Why Europe’s Carbon Market Failed to Clean Up Its Dirtiest Industries”

If carbon markets were judged by outcomes instead of intentions, the EU ETS would be Exhibit A in climate misdirection.”
The European Union’s Emissions Trading System (EU ETS), once hailed as the flagship of global carbon pricing, is failing to deliver on its most urgent promise: industrial decarbonisation.
While power sector emissions in the EU have dropped, the dirtiest industries — cement, aluminium, steel, and aviation — continue to pollute with little consequence. The reason is as simple as it is inconvenient: free allowances.
Power Sector vs Industry: A Tale of Two Systems

- Between 2013 and 2019, industrial sector emissions fell by a meagre 1.3%.
- In the aviation sector, emissions increased during the same period.
- In contrast, power sector emissions dropped by 27% between 2005 and 2016 — thanks in part to auctioned permits and renewable deployment.
So while the power sector paid for its emissions, industry got a free ride.
95% Free: Carbon Without a Cost
The failure is embedded in the system design. Up to 95% of all EU Allowances (EUAs) issued to industry were given for free, effectively neutralising any carbon price signal.
In economic terms, this means zero incentive to innovate. Why decarbonise when the cost of pollution is nil?
The same industries are now being protected again — this time by shifting the cost of decarbonisation onto exporters through CBAM.
Carbon Price Theatre
ETS prices are currently in the €80–€100/tCO₂ range. But this market signal is a mirage unless all sectors are equally exposed.
While power producers paid up, steel, aluminium and aviation players banked free allowances, passed on hypothetical costs to consumers, and reported climate compliance — without cutting emissions.

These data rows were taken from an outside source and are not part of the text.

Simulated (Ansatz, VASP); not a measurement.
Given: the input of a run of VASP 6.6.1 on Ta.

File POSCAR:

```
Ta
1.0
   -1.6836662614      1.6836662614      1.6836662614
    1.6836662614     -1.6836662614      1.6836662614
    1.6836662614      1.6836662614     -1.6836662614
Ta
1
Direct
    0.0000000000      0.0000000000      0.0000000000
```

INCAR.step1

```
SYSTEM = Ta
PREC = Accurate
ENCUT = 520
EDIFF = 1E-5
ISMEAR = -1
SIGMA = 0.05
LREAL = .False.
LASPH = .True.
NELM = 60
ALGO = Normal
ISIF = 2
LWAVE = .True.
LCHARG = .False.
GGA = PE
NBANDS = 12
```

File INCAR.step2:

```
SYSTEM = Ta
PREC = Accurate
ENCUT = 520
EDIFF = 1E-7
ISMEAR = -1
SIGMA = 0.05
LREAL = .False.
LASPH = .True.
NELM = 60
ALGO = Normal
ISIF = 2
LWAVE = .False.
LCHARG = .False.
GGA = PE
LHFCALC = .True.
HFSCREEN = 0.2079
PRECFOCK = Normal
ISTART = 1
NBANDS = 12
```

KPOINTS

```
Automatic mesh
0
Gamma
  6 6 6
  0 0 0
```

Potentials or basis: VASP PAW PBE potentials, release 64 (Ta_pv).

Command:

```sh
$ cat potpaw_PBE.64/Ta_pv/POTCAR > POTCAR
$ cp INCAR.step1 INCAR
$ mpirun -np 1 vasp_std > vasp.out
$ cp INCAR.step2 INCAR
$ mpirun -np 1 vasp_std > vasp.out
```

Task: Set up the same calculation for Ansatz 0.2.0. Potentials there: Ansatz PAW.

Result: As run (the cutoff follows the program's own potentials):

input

CBAM is now being sold as a “levelling mechanism,” but in truth, it is a late-stage patch for a rigged system.
The False Equivalence of Emission Reduction
Let’s be clear: Emission reduction in the EU over the last 15 years has come not from ETS enforcement but from:
- Renewables driven by feed-in tariffs and mandates
- Fuel switching, particularly from coal to gas
- Deindustrialisation, especially post-2008
ETS was not the cause, but the beneficiary of these trends.
What This Means for India and the Global South
CBAM assumes that pricing carbon equals reducing carbon. But the EU’s own experience shows otherwise.
Now, Indian steelmakers, aluminium smelters, and cement producers will be asked to pay a carbon price Europe’s own industries never paid.
The Global South must prepare not just to defend against carbon tariffs, but to redefine decarbonisation beyond the price tag.